Me: Market timing is nothing to be ashamed of. Every active manager who does something other than buy and hold securities is inevitably involved in some sort of market timing.
Them: Nonsense. Market timers try to predict the future and I would never do that.
Me: Really? What motivates you to change the securities in your portfolio?
Them: I study 75 different indicators to see what they tell us about past market behavior. Then I look for anomalies in the current data that might indicate a high probability of a certain market event. Then I use great discipline in executing changes based on high or low probability events without predicting the future at all….I just rely on my indicators to tell me what to do…and I do it.
Me: So what if your indicators tell you to sell stocks and you go ahead and sell them. Doesn’t that imply a forecast by you that stocks have a high probability of falling in value in the near future?
Them: No, I’m not making a prediction. This is just a high probability based on my scientific and systematic application of my trading system.
Me: But if you are selling and you don’t know the future, then the application of your trading system, which results in a buy or a sell, is the result of a forecast about future market direction.
Them: It most certainly is not.
Me: It is.
Them: It isn’t!
Me: The timing of your transaction, which is based on your systematic approach to developing your forecast, results in you timing the market. You can be early, late, or get it exactly right, but you can’t know the future with certainty so you are a market timer.
Them: No I’m not. Don’t call me a market timer. Instead, call me a (fill in the blank).

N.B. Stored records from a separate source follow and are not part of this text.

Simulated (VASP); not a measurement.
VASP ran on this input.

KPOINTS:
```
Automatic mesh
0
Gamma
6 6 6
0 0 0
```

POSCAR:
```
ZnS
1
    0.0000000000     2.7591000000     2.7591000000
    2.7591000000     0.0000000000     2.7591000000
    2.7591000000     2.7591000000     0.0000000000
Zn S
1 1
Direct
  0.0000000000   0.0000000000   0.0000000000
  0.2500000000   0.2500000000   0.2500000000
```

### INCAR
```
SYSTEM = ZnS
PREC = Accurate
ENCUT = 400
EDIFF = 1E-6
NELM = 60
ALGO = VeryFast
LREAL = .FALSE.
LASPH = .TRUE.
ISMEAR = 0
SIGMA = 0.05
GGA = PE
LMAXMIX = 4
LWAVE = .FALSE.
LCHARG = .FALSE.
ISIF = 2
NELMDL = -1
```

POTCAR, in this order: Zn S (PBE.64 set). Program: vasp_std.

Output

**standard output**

Me: Oh brother…look…you can be a (fill in the blank), but why won’t you admit that buying and selling securities constitutes an implied forecast of market direction and executing the transaction involves market timing? What is the big deal?Them: The big deal is...and I’ll say this for the last time…I don’t make market forecasts and I’m not a market timer. I’m a (fill in the blank). End of story!
Me: But the result of applying your strategy can be an extreme asset allocation that represents an “all in” bet in either risk or non-risk assets. If you get the timing wrong that represents a risk to portfolio returns.
Them: So what…I’m systematically applying a strategy to manage risk and it has nothing to do with market timing.
Me: But if you are “all-in” or “all-out” that’s market timing, isn’t it?